FRESH FRUIT COMPOTE WITH MINT BASIL SYRUP
My mint and basil are growing out of bounds, so I clipped them back and used some of them in this refreshing syrup for fruit. Can you use Splenda? Or honey? Sure – the syrup may not be as thick but will still be so good.
Featured in an article Country Gardens published on my herb garden.
Choose fruits in season, cutting and slicing as necessary.
2 cups packed mint leaves, chopped (I used a combo of peppermint, applemint and spearmint)
1/4 cup packed basil leaves, chopped (I used regular green and lemon)
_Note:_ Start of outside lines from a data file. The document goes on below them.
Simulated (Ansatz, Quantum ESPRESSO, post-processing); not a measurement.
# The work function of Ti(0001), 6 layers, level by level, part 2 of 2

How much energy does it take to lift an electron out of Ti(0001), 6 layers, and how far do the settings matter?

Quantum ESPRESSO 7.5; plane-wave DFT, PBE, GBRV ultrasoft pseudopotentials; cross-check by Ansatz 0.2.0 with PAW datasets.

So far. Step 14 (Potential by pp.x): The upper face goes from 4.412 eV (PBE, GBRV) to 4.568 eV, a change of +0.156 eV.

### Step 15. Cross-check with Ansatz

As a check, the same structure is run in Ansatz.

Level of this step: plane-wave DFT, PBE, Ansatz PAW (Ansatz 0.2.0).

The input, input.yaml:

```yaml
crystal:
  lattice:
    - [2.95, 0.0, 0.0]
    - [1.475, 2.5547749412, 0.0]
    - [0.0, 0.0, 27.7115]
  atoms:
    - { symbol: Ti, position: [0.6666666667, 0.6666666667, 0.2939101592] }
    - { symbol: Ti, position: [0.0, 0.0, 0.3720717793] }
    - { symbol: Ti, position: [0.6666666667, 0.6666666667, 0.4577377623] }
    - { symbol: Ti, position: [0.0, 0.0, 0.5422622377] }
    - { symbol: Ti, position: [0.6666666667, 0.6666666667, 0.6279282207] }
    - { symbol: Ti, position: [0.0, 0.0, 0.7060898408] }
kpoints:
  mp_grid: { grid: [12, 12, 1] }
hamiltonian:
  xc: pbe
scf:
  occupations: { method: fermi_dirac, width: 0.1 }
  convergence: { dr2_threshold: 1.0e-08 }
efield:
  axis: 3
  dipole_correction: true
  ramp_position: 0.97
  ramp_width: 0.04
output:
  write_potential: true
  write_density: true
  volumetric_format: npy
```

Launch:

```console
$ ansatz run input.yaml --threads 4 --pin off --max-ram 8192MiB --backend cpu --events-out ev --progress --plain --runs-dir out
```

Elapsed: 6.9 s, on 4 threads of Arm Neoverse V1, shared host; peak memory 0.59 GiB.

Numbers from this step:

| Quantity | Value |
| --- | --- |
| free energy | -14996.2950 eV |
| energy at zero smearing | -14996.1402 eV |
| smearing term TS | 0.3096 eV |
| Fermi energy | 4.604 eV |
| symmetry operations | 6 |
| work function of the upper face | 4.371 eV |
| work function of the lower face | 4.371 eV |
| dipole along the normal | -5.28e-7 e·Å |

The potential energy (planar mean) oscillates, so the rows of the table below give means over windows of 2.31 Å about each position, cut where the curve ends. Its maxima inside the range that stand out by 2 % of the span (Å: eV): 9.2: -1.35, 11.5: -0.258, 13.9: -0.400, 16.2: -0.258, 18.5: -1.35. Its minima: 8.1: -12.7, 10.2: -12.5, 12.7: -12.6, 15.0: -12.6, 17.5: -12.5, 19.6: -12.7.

1-1/2 cups granulated sugar
1 cup water
Put sugar in saucepan and toss mint and basil on top, crushing the herbs into the sugar with a wooden spoon to release their oils. Add 1 cup water. Bring to a simmer over medium heat, stirring frequently until sugar dissolves. Remove from heat, cover so that essential oils don’t evaporate, and let sit for 20 minutes so herbs can infuse their flavor. Strain and let cool to room temperature. Store in the refrigerator, covered, for up to 2 weeks. If syrup happens to crystallize a bit, reheat gently. Drizzle the cooled syrup over fresh fruit.
Tips from Rita’s kitchen:
· This is wonderful as a digestive aid – a tablespoon in a glass of water works wonders.
· It’s a great syrup, too, to flavor hot or cold drinks.